'UTF-8' decoding error while using unireedsolomon package

211 Views Asked by At

I have been writing a code using the unireedsolomon package. The package adds parity bytes which are mostly extended ASCII characters. I am applying bit-level errors after converting the 'special character' parities using the following code:

def str_to_byte(padded):
    byte_array = padded.encode()
    binary_int = int.from_bytes(byte_array, "big")
    binary_string = bin(binary_int)
    without_b = binary_string[2:]
    return without_b

def byte_to_str(without_b):
    binary_int = int(without_b, 2)
    byte_number = binary_int.bit_length() + 7 // 8
    binary_array = binary_int.to_bytes(byte_number, "big")
    ascii_text = binary_array.decode()
    padded_char = ascii_text[:]
    return padded_char

After conversion from string to a bit-stream I try to apply errors randomly and there are instances when I am not able to retrieve those special-characters (or characters) back and I encounter the 'utf' error before I could even decode the message.

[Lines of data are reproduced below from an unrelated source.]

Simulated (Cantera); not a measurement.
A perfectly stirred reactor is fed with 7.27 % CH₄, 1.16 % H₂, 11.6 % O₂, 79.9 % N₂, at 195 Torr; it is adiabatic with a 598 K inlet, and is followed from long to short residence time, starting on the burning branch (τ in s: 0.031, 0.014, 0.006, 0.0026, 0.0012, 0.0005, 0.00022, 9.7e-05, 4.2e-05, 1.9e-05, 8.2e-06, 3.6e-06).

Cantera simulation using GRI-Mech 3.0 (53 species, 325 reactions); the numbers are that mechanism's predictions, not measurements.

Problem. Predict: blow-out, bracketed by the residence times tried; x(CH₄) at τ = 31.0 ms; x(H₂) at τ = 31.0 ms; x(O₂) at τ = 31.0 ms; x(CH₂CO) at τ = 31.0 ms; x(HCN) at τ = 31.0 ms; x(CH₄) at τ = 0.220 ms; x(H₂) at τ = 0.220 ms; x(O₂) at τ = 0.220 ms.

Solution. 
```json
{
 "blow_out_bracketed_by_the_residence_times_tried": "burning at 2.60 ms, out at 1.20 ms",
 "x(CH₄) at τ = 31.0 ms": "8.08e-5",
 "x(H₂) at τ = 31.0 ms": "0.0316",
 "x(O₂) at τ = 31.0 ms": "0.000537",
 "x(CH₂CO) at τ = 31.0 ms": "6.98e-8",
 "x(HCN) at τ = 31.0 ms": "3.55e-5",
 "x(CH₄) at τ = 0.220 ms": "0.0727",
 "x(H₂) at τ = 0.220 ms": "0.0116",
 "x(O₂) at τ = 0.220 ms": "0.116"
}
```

If I flip a bit or so it has to be inside the 255 ASCII character values but somehow I am getting errors. Is there any way to rectify this ?

2

There are 2 best solutions below

7
Mark Tolonen On BEST ANSWER

It's a bit odd that the encryption package works with Unicode strings. Better to encrypt byte data since it may not be only text that is encrypted/decrypted. Also no need for working with actual binary strings (Unicode 1s and 0s). Flip bits in the byte strings.

Below I've wrapped the encode/decode routines so they take either Unicode text and return byte strings or vice versa. There is also a corrupt function that will flip bits in the encoded result to see the error correction in action:

import unireedsolomon as rs
import random

def corrupt(encoded):
    '''Flip up to 3 bits (might pick the same bit more than once).
    '''
    b = bytearray(encoded) # convert to writable bytes
    for _ in range(3):
        index = random.randrange(len(b)) # pick random byte
        bit = random.randrange(8)        # pic random bit
        b[index] ^= 1 << bit             # flip it
    return bytes(b) # back to read-only bytes, but not necessary

def encode(coder,msg):
    '''Convert the msg to UTF-8-encoded bytes and encode with "coder".  Return as bytes.
    '''
    return coder.encode(msg.encode('utf8')).encode('latin1')

def decode(coder,encoded):
    '''Decode the encoded message with "coder", convert result to bytes and decode UTF-8.
    '''
    return coder.decode(encoded)[0].encode('latin1').decode('utf8')

coder = rs.RSCoder(20,13)
msg = 'hello(你好)'  # 9 Unicode characters, but 13 (maximum) bytes when encoded to UTF-8.
encoded = encode(coder,msg)
print(encoded)
corrupted = corrupt(encoded)
print(corrupted)
decoded = decode(coder,corrupted)
print(decoded)

Output. Note that the first l in hello (ASCII 0x6C) corrupted to 0xEC, then second l changed to an h (ASCII 0x68) and another byte changed from 0xE5 to 0xF5. You can actually randomly change any 3 bytes (not just bits) including error-correcting bytes and the message will still decode.

b'hello(\xe4\xbd\xa0\xe5\xa5\xbd)8\xe6\xd3+\xd4\x19\xb8'
b'he\xecho(\xe4\xbd\xa0\xf5\xa5\xbd)8\xe6\xd3+\xd4\x19\xb8'
hello(你好)

A note about .encode('latin1'): The encoder is using Unicode strings and the Unicode code points U+0000 to U+00FF. Because Latin-1 is the first 256 Unicode code points, the 'latin1' codec will convert a Unicode string made up of those code points 1:1 to their byte values, resulting in a byte string with values ranging from 0-255.

4
rcgldr On

UTF-8 uses a variable length encoding that ranges from 1 to 4 bytes. As you're already found, flipping random bits can result in invalid encodings. Take a look at

https://en.wikipedia.org/wiki/UTF-8#Encoding

Reed Solomon normally uses fixed size elements, in this case probably 8 bit elements, in a bit string. For longer messages, it could use 10 bit, 12 bit, or 16 bit elements. It would make more sense to convert the UTF-8 message into a bit string, zero padded to an element boundary, and then perform Reed Solomon encoding to append parity elements to the bit string. When reading, the bit string should be corrected (or uncorrectable error detected) via Reed Solomon before attempting to convert the bit string back to UTF-8.